I have a page URL column components of which are delimited by /
. I tried to run the SPLIT()
function in BigQuery but it only gives the first value.
#standardSQL
SELECT SPLIT(path, '/')[OFFSET(0)] part1,
SPLIT(path, '/')[OFFSET(1)] part2,
SPLIT(path, '/')[OFFSET(2)] part3
FROM (SELECT "/a/b/aaaa?c" path)
Now I understand you want them in different columns.

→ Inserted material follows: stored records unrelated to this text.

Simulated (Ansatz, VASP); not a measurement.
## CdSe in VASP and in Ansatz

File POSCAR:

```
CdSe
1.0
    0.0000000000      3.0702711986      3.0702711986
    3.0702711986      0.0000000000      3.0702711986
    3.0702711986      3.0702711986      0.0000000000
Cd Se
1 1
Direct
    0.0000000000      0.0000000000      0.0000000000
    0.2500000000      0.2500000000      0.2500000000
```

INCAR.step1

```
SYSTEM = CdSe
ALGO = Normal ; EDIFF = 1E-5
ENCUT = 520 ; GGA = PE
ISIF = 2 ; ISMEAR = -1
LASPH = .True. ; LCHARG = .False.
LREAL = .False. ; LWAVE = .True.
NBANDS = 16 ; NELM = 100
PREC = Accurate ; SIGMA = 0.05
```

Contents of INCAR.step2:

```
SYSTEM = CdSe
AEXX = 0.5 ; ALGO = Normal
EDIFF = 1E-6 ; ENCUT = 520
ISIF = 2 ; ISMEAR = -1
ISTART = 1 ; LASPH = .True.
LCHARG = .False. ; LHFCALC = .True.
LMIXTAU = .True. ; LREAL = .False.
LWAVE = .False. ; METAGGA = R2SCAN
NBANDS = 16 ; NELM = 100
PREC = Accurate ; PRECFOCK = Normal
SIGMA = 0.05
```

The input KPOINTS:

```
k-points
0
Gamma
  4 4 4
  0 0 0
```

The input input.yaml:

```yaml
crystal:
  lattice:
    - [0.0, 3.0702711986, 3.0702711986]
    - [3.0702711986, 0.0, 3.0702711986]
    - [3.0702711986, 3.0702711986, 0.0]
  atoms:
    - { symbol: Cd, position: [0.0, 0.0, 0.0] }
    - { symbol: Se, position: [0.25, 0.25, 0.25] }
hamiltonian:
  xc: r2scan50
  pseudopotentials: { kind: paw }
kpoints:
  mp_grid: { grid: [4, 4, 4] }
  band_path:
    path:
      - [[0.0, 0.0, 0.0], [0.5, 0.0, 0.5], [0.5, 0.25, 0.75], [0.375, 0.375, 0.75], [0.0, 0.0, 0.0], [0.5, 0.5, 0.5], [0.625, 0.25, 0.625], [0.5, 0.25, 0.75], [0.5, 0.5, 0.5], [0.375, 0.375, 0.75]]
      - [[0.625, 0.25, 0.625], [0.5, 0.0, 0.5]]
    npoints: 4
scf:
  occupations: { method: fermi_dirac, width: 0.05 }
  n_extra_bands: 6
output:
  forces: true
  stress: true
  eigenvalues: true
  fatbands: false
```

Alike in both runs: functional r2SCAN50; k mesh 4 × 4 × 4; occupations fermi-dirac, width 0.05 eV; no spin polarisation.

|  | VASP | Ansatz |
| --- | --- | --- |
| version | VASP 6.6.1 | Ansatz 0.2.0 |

An alternative to the query you provided:
SELECT FIRST(SPLIT(path, '/')) part1,
NTH(2, SPLIT(path, '/')) part2,
NTH(3, SPLIT(path, '/')) part3
FROM (SELECT "/a/b/aaaa?c" path)
NTH(X, SPLIT(s))
will provide the Xth value from the SPLIT. FIRST(s)
is the same as NTH(1, s)
You can also try the following with SPLIT function, however you need to know how many '/' your url would have or make enough entries so that if your url contains more '/' then you can still get those values in the seperate columns
SPLIT(`url`, '/')[safe_ordinal(1)] AS `Col1`,
SPLIT(`url`, '/')[safe_ordinal(2)] AS `Col2`,
SPLIT(`url`, '/')[safe_ordinal(3)] AS `Col3`,
SPLIT(`url`, '/')[safe_ordinal(4)] AS `Col4`,
.
.
SPLIT(`url`, '/')[safe_ordinal(N)] AS `ColN`
Solved it in a way.
SELECT
date,
hits_time,
fullVisitorId,
visitNumber,
hits_hitNumber,
X.page_path,
REGEXP_EXTRACT(X.page_path,r'/(\w*)\/') as one,
REGEXP_EXTRACT(X.page_path,r'/\w*\/(\w*)') as two,
REGEXP_EXTRACT(X.page_path,r'/\w*\/\w*\/(\w*)') as three,
REGEXP_EXTRACT(X.page_path,r'/\w*/\w*/\w*\/(\w*)\/.*') as four
from
(
select
date, hits_time, fullVisitorId, visitNumber, hits_hitNumber,
REGEXP_REPLACE (hits_page_pagePath, '-', '') as page_path
from
[Intent.All2mon]
) X
limit 1000
in standard sql, you can use the following functions:
array[OFFSET(zero_based_offset)]
array[ORDINAL(one_based_ordinal)]
so
SELECT SPLIT(path, '/')[OFFSET(1)] part2,
SPLIT(path, '/')[ORDINAL(2)] part2_again,
SPLIT(path, '/')[ORDINAL(3)] part3
FROM (SELECT "/a/b/aaaa?c" path)
part2 part2_again part3
a a b
part1
in this case, is empty string (before the first slash)
This works for me:
SELECT SPLIT(path, '/') part
FROM (SELECT "/a/b/aaaa?c" path)
Row part
1 a
2 b
3 aaaa?c
Not sure why it wouldn't work for you. What does your data look like?